URBAN EXPLORER / LIVELY 3RD FLOOR @ LA’S BROAD ART MUSEUM


The Broad’s third-floor galleries display a robust and changing selection of works from the Broad collection and are accessible with free general admission.  Mark Tansey’s “The Wake” (above) is on display.
Now on view in the third-floor galleries is a selection of works from the Broad collection. Mark Tansey's Wake, 2003 is a tribute to his father, art historian Richard G. Tansey, who had passed away in 1998.

Mark was raised in a culturally rich environment, and his painting, Wake, reflects that, functioning across multiple levels of puns on the word "wake." In the work, Mark Tansey has gathered a group of people to observe the progression of a boat over water at twilight, presumably a boat carrying his father.

The wake of the boat is a funereal wake, and the author of Finnegan's Wake , James Joyce, can be seen through an anamorphic image in the water. Joyce was Richard Tansey's favorite author and also appears to the far left in the group on the bank of the water.

The people are somber and reflective, but the composition of their gathering is taken from Pierre-Auguste Renoir's 1882's Luncheon of the Boating Party, often considered a light-hearted look into the leisure life of 19th century Parisians. The reference to such a joyous painting gives the impression that Tansey's "wake" for his father is more the celebration of a life than the commemoration of a death.

Photo: Timothy Greenfield-Sanders
ABOUT MARK TANSEY (1949 -  )   
American Mark Tansey’s approach to painting reflects a deep knowledge of art, as many of his motifs are either lifted from historical paintings or depict important artists and philosophers. Each of Tansey’s paintings is a carefully calculated allegory about the meaning of art and the mystery of the human impulse to make images. Rendered in a single hue, Tansey’s canvases achieve a precise photographic quality through a complex process involving the washing, brushing, or scraping of monochromatic paint into gesso. Tansey’s subjects are fantastic, sometimes surreal scenes in which intellectual theories about art are dramatized, often complete with portraits of characters drawn from the discipline’s history.

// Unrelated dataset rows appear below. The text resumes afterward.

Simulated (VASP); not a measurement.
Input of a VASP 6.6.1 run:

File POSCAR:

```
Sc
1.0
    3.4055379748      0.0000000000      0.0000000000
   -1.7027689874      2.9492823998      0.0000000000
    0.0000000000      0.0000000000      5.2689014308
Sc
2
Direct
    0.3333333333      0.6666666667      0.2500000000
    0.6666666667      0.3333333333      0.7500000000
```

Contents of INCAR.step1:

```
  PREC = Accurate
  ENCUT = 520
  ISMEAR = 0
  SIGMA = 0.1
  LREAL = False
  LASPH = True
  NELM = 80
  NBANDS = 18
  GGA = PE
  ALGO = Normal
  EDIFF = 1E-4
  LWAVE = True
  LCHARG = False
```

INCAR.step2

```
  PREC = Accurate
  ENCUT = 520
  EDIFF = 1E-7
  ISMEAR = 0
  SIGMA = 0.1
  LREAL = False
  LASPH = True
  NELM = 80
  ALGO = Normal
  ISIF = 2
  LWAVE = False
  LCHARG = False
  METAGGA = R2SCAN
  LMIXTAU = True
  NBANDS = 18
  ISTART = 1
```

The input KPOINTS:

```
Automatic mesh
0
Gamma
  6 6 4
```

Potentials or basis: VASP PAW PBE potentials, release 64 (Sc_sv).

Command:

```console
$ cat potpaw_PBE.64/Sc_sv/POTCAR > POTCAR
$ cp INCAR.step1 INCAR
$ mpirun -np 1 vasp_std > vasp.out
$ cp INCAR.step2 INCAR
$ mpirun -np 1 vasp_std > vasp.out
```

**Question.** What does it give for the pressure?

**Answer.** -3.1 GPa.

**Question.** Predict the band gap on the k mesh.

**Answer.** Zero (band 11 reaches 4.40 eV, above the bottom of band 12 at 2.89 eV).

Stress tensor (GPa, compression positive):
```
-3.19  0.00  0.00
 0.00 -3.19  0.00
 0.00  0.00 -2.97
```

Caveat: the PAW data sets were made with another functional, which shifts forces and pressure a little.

Forward Retreat, 1986, describes the slipperiness of perception and questions the validity of innovation in art. The central image of horseback riders is painted as a reflection on water. The riders, all outfitted in uniforms of Western powers (American, French, German, and British), represent the nationalities of artists who came to dominate twentieth-century art history. They are seated backward on their horses, focused on a distant receding horizon, and are oblivious to the fact that their steeds trample on the crushed ruins of myriad pottery and objets d’art. With typically dry humor, Tansey implies two conclusions: that art progresses on the ruins of its past and that art making is propelled in part by unconscious forces.

Arrest, 1988, also reflects on art’s ambivalent relationship with history. In the picture, a group of people is almost completely absorbed by the shadow of an ancient statue. From the darkness, the limbs and objects that emerge suggest an auto body shop, a place where vehicles are fixed with the hope of escaping the shadow across the expanse of desert. Tansey has described this painting as a meditation on history and the bind it places on artists. While on one hand, art seeks to be truly revolutionary, on the other hand, art is sustained and nourished by the past. Ultimately, the painting offers the idea that an escape from history is possible but inherently dangerous.  

ABOUT THE BROAD (photo Iwan Baan)
The Broad is a new contemporary art museum founded by philanthropists Eli and Edythe Broad located at 221 S. Grand Avenue in downtown Los Angeles, which opened in September of 2015. The museum is designed by Diller Scofidio + Renfro in collaboration with Gensler and offers free general admission.

The museum is home to the 2,000 works of art in the Broad collection, which is among the most prominent holdings of postwar and contemporary art worldwide, and has launched an active program of rotating temporary exhibitions and innovative audience engagement. The 120,000-square-foot, $140-million building features two floors of gallery space and is the headquarters of The Broad Art Foundation’s worldwide lending library, which has actively loaned collection works to museums around the world since 1984. In its inaugural year, The Broad museum far exceeded attendance projections, welcoming over 820,000 visitors.